Here is an example of how bountiful the SE La marshes are: I can remember after one late afternoon duck hunt (killed 12 ducks), my buddy and I were on our way back to the hunting/fishing camp after the hunt and stopped a dam that we had to cross. This dam had one foot of water overflow. We broke out fishing rods and caught 20 huge speckled trout in less than 30 minutes. When we got back to the camp it was dark, so we checked our rabbit traps that we had set earlier that day and all four traps had rabbits in them. After our morning duck hunt, we went back to the hunting camp and started fishing a small dam located 50 yards from the camp. The dam occasionally had overflow at high tide and this morning it was coming over pretty strong. We caught 30 bass in 30 minutes at this dam. That afternoon as the tide went down, we sat on the front porch smoking a J and watched all of the wildlife come out on the mud banks to scour for shell fish. The marshes were so full of life and up until a week ago, it was still teeming with life. Now, it may be 20 years for this to come back if it does at all. The long term affects of the oil in the marsh will ruin it.

This area is/was a national treasure. For it to be filled with crude oil is a catastrophe. Man has ruined nature again.

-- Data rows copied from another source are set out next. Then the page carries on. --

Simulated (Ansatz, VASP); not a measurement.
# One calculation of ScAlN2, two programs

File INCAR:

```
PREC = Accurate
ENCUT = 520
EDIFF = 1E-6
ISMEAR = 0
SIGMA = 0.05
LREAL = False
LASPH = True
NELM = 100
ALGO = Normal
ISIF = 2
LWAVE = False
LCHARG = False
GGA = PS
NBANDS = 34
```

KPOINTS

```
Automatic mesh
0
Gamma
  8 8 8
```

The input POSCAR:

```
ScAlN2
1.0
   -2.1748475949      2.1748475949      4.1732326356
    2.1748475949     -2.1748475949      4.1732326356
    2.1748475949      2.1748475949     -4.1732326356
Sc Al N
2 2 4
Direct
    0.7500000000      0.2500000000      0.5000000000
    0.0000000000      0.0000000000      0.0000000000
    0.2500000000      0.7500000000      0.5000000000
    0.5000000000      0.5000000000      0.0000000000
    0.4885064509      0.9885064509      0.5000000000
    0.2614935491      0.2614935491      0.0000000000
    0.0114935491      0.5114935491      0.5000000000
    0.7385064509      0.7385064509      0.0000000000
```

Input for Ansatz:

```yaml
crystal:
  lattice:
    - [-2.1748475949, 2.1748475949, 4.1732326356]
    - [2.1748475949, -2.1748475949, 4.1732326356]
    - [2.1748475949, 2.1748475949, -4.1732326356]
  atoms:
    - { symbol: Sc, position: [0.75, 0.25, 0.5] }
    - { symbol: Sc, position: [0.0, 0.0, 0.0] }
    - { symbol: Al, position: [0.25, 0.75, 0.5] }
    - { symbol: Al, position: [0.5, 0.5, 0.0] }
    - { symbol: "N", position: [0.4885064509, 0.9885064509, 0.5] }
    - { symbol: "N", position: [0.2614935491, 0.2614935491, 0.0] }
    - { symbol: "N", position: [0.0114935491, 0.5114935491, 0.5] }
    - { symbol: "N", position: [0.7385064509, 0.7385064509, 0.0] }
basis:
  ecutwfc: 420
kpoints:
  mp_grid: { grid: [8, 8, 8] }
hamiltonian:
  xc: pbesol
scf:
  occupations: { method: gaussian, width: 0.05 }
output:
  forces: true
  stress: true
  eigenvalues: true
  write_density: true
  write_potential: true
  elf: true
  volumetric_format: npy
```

Not only the marshes of SE La will be affected. The Gulf of Mexico as a whole will suffer greatly. There is a 200 square mile dead zone in the Gulf as we speak and this will grow even bigger.

Let’s pray that this never happens again anywhere in the world.
Billy,

We kept and cleaned everything. This is what deep freezers in our garages are for…:-) I was taught not to kill it if you are not going to eat it.
Edit: I failed to mention that this area provides the U.S. with 1/3 of it’s seafood. 60% of America’s blue crab and 75% of America’s Oysters come from here. The seafood industry in this area has provided for thousands of families. From the commercial fisherman to the seafood restaurants to the suppliers of these restaurants, etc.

Categories : Rv's News

7 Comments

1

no.

2

I sympathize with your feelings about the spill. But on a side note, I hope you didn’t keep all those 50 fish you say you caught. Between the ducks, fish and traps you guys had enough meat to last several days.

3

and your question is?

4

Bloody disgraceful! Don’t worry, it has happened here in Australia on the great barrier reef, although the oil spill in the gulf of Mexico is alot worse. Make me wonder, how much more can our planet take? I don’t know how people can forget about it when it’s finally over, but they will…SHAME BP and OBAMA, SHAME!

5

In 10 years most of this will have cleaned itself up.
We need to make sure this doesn’t happen again..
Most of all we need to make sure that BP pays the WHOLE bill

P

6

The sad thing is their are people laughing behind the scenes gaining huge amount of monies benefiting from this disaster.

7

I feel sick. Thank you for telling the rest of us the details. We get the big picture on the news but yours is so personal that we can empathize. It breaks my heart to read what you have said. Horrible.